Still would appreciate the help, because I want to load it as SentenceTransformer for ease of use.

bwang0911

Jina AI org Nov 8, 2023

hi @Maiia can you manually edit the SentenceTransformer class, add trust_remote_code=True when sbert doing the AutoModel.from_pretrained(...) thingy?

i think in SBert main branch they support it, not in the latest pypi release.

Maiia

Nov 8, 2023

•

edited Nov 8, 2023

Was not able to find where to change it, but I adapted the function and created a class similar to SentenceTransformer (at least it does the encoding efficiently)
Maybe someone else finds it useful:

from tqdm.notebook import trange
import numpy as np
import torch

from transformers import AutoModel, AutoTokenizer

def mean_pooling(model_output, attention_mask):
    token_embeddings = model_output[0] #First element of model_output contains all token embeddings
    input_mask_expanded = attention_mask.unsqueeze(-1).expand(token_embeddings.size()).float()
    return torch.sum(token_embeddings * input_mask_expanded, 1) / torch.clamp(input_mask_expanded.sum(1), min=1e-9)

tokenizer = AutoTokenizer.from_pretrained('jinaai/jina-embeddings-v2-base-en')

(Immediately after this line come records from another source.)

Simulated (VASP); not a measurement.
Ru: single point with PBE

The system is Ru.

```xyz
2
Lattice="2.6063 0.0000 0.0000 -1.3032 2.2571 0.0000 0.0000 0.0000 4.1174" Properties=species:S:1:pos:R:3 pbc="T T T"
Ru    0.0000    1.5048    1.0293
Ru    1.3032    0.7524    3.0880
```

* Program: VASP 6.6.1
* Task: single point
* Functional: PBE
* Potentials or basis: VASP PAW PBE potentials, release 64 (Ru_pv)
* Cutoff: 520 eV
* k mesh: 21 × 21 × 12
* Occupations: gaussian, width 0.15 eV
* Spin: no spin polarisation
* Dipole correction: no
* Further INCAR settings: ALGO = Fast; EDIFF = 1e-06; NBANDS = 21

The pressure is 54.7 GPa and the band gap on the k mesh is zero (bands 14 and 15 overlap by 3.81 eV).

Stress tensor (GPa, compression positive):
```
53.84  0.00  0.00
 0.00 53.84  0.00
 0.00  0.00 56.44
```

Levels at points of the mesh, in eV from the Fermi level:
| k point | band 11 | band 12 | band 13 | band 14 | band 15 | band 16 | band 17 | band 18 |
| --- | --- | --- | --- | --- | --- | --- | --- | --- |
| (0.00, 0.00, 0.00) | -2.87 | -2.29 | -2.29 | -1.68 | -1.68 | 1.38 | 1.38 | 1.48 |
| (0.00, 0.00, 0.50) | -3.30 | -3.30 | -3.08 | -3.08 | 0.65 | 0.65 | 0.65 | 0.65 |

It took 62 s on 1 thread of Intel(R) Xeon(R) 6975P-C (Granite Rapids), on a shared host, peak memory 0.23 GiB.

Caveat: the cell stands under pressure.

class JinaSentEmbedder(AutoModel):
    def __init__(self, path):
        
        self.device = "cuda" if torch.cuda.is_available() else "cpu"
        self.model = AutoModel.from_pretrained(
          path, 
          trust_remote_code=True
        )
          
        self.model = self.model.to(self.device)
        self.tokenize = AutoTokenizer.from_pretrained(
            "jinaai/jina-embeddings-v2-base-en"
        )
        
    def _text_length(self, text):
        if isinstance(text, dict):              #{key: value} case
            return len(next(iter(text.values())))
        elif not hasattr(text, '__len__'):      #Object has no len() method
            return 1
        elif len(text) == 0 or isinstance(text[0], int):    #Empty string or list of ints
            return len(text)
        else:
            return sum([len(t) for t in text])
    def encode(self, sentences,
               batch_size = 32,
               show_progress_bar = None,
               output_value: str = 'sentence_embedding',
               convert_to_numpy: bool = True,
               convert_to_tensor: bool = False,
               device: str = None,
               normalize_embeddings: bool = False):

        self.model.eval()

        if convert_to_tensor:
            convert_to_numpy = False

        if output_value != 'sentence_embedding':
            convert_to_tensor = False
            convert_to_numpy = False

        input_was_string = False
        if isinstance(sentences, str) or not hasattr(sentences, '__len__'): #Cast an individual sentence to a list with length 1
            sentences = [sentences]
            input_was_string = True

        all_embeddings = []
        length_sorted_idx = np.argsort([-self._text_length(sen) for sen in sentences])
        sentences_sorted = [sentences[idx] for idx in length_sorted_idx]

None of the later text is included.